Tuesday, April 22, 2014

The Democratization of Higher Education and Competency-Based Assessment


Is the competency-based approach to assessment and degrees a step towards greater accountability and improved clarity for teachers and learners alike?  Or, does it sound the death knell for traditional higher education, fashioned to control non-elite students who are more interested in career preparation than the liberal arts? Or is the definition of the two sides as contrasted and hostile to each other; a false dichotomy; a red herring cooked up by traditional academics to derail the discussion?

This will be the subject of a “Point/Counterpoint” panel which I will chair on Friday, April 25th at the Western Academic Leadership Forum Annual Meeting in Albuquerque, N.M., sponsored by WICHE. The US Department of Education’s approval of competency-based education programs for Title 4 financial aid has moved this issue from the academic margins to the mainstream as institutions sign up, following the lead of Western Governor’s University.

I believe that it is a false dichotomy. First, I will stipulate that any mode of teaching, learning, and assessment can be done badly. We all know that. Having said that, however, an evidence-based assessment process that not only asks for answers, but also for understanding and performance, has the potential to transform the learning experience for the better.

How? By transforming assessment from an inconsistent and unreliable measurement — driven by an academic’s subjective impression — to a presentation of evidence and understanding that puts the learning in a far more consistent context and requires the learner’s reflection an understanding. Put another way, having consistent outcomes does not require that all learners do the same thing. In fact you could have many different forms of evidence, each satisfying the requirements of the outcomes. And there is still plenty of room for teaching, mentoring, and guiding by faculty members.

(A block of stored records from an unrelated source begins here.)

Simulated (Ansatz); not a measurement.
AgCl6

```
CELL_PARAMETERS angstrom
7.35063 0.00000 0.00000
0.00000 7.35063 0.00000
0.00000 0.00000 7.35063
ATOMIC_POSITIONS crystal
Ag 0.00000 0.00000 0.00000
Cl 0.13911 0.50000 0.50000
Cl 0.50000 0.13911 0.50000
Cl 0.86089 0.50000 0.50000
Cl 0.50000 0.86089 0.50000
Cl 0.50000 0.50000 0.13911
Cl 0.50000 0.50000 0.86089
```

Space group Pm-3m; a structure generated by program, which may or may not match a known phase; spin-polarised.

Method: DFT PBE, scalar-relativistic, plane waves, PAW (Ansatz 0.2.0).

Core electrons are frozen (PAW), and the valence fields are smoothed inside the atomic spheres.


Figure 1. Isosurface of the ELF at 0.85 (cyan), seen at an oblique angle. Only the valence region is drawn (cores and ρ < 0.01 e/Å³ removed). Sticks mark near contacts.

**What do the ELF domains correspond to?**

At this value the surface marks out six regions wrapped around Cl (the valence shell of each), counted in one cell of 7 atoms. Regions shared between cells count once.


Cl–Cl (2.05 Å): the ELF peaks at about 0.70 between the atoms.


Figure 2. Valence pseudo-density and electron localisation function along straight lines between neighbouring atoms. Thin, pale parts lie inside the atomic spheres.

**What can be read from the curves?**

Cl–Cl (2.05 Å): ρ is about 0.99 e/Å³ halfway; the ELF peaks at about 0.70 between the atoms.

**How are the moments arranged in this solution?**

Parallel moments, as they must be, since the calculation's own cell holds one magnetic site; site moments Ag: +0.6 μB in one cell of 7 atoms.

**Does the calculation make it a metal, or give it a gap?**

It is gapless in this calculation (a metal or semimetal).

The deeper potential for competency-based education, in addition to reliability, clarity, and accountability, lies in its potential to transform assessment from a measurement of what you know, to a pedagogy that helps you understand what you know through active reflection and development of evidence. I think that reflection is the way we can extract meaning from experience, a way to understand what we know and what we have learned more deeply. And a commitment to assessment that does this is a commitment to better results for the learner.